A few financial terms

This post was written by admin on April 5, 2009
Posted Under: Finance

Present value is the current value to an individual of the stream of cash flows generated by a particular security. It is essentially a personal value reflecting the time and risk value of money to an individual or corporation. When the resulting present value is estimated and compared to the cost of the security or investment, it determines whether the security of investment should be bought or sold.

Financial statements are balance sheets, income statements, and cash flow statements prepared by the firm to reflect its operations.

Return is the rate of return received on an asset – the percentage increase or decrease in value received from an investment. The risk of the investment is the uncertainty attached to receiving that rate of return; that is, risk is the probability of unfortunate events occurring so that you don’t earn the rate of return you expect.
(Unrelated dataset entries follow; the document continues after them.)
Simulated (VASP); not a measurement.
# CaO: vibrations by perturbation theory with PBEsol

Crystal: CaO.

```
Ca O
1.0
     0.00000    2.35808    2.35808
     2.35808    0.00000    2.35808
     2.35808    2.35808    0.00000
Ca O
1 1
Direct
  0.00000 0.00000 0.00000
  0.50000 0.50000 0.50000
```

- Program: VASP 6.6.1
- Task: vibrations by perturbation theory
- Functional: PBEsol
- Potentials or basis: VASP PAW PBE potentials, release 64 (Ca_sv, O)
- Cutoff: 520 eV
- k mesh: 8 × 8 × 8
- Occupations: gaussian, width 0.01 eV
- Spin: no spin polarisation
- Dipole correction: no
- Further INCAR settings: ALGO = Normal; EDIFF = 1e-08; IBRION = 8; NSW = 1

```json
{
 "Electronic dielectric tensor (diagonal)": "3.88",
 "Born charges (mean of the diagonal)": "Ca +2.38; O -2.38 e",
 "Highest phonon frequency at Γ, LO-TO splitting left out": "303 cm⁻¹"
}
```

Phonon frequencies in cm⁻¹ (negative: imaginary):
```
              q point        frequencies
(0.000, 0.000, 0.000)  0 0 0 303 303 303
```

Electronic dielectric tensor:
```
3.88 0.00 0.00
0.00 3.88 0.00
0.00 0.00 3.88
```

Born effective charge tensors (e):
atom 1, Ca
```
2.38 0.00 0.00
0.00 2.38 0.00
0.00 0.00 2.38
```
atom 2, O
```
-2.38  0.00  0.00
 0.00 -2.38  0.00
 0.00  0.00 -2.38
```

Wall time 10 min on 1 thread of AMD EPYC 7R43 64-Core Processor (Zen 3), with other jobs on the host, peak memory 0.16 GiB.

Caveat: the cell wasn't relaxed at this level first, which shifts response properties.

Capital structure is the firm’s choice between debt and equity financing and its choice between short- versus long-term debt. It is the choice a firm makes in its long-term financing.

Dividend is the decision the firm makes on how much of its cash it retains within the firm to reinvest and how much it distributes to stockholders. The cash can either be distributed as a cash dividend or be used to repurchase the firm’s stock.

Mergers and acquisitions together are the decision a firm makes to either buy the assets owned by another corporation – which is an acquisition – or combine its operations with those of another firm – a merger. As well as referring to acquiring assets, M&A more generally refers to corporate restructuring, including the spinning off or sale of assets the firm no longer needs and changes in the form of corporate organization.

The Option Pricing Theory is the pricing of underlying securities where the payoff, or what you receive, depends upon certain events occurring. The classic example is a call option where you have the right, but not the obligation, to buy shares at a fixed “exercise” price. If the price goes above the exercise price, you buy; if it stays below it, you throw away your option. Option Pricing Theory received a huge boost when Fischer Black and Myron Scholes developed the Black-Scholes model to value options. The ideas have been extended to a whole series of other types of options.

International finance is the extension of standard finance problems to cover foreign securities or foreign corporations. For example, it is the implication of exchange rates for domestic corporations involved in the trade, purchase, and management of foreign assets; it is the acquisition and divestiture of foreign corporations; and the asset allocation decision as to what proportion of foreign securities to hold in a portfolio.

The simplest test of market efficiency is whether or not you can make money in the stock market by using simple decision rules and publicly available data. For example, believers in the “dogs of the Dow” theory trust that you can outperform the stock market by buying the ten stocks in the Dow with the largest dividend yields. Efficient market theory would argue that this cannot happen. There are more rigid interpretations of efficient markets, but the simplest one is: “Can you use publicly available information to outperform a simple buy-and-hold strategy of holding bonds and equities?”

Risk-return tradeoff is the pricing of risk in the capital market. We know equities are riskier than bonds, but how much extra can we expect to earn on equities given this riskiness? Historically the answer is about 5 percent, which is the standard estimate of the market risk premium.

Default risk is the risk of non-performance on financial contracts. This risk exists with any financial contract except those issued by the Federal government, which are termed default-free. Default risk is rated by the major credit rating agencies, such as Standard and Poors (S&P): AAA, the highest, down to D for in default. Professionals have to be able to understand the pricing of credit risk because so many contracts are not with AAA credits or with the government; they are with people where there is a risk of nonperformance. So credit risk, particularly at a stage when we have a slow economy recovering from recession, is a very important factor in most personal investment decisions.

A term of obvious importance is time value of money, which is the most basic concept in finance, but it consistently confuses people, even some in the finance business. The fact is that the value of a dollar in five years’ time is not equivalent to the value of a dollar today, since it is always possible to invest a dollar today to get more than a dollar in five years. Many misrepresentations are due to failing to understand or report fully the implications of the time value of money. For example, a few years back people were taken to court for misrepresenting the value of Florida land. The deal seemed excellent – you spent $10,000 for a piece of land in Florida, and also got a $10,000 bond backed by the U.S. government. This was marketed as a “risk-free” investment. What the ads forgot to mention was that the land was largely under water, and so essentially worthless, and the $10,000 bond didn’t pay off for 25 years. The present value of the bond was a few thousand dollars, so people paid $10,000 for something actually worth a few thousand dollars – in practice, just throwing $7,000 or $8,000 away. Tricks played with time value of money in terms of discounting are still the fundamentals of finance.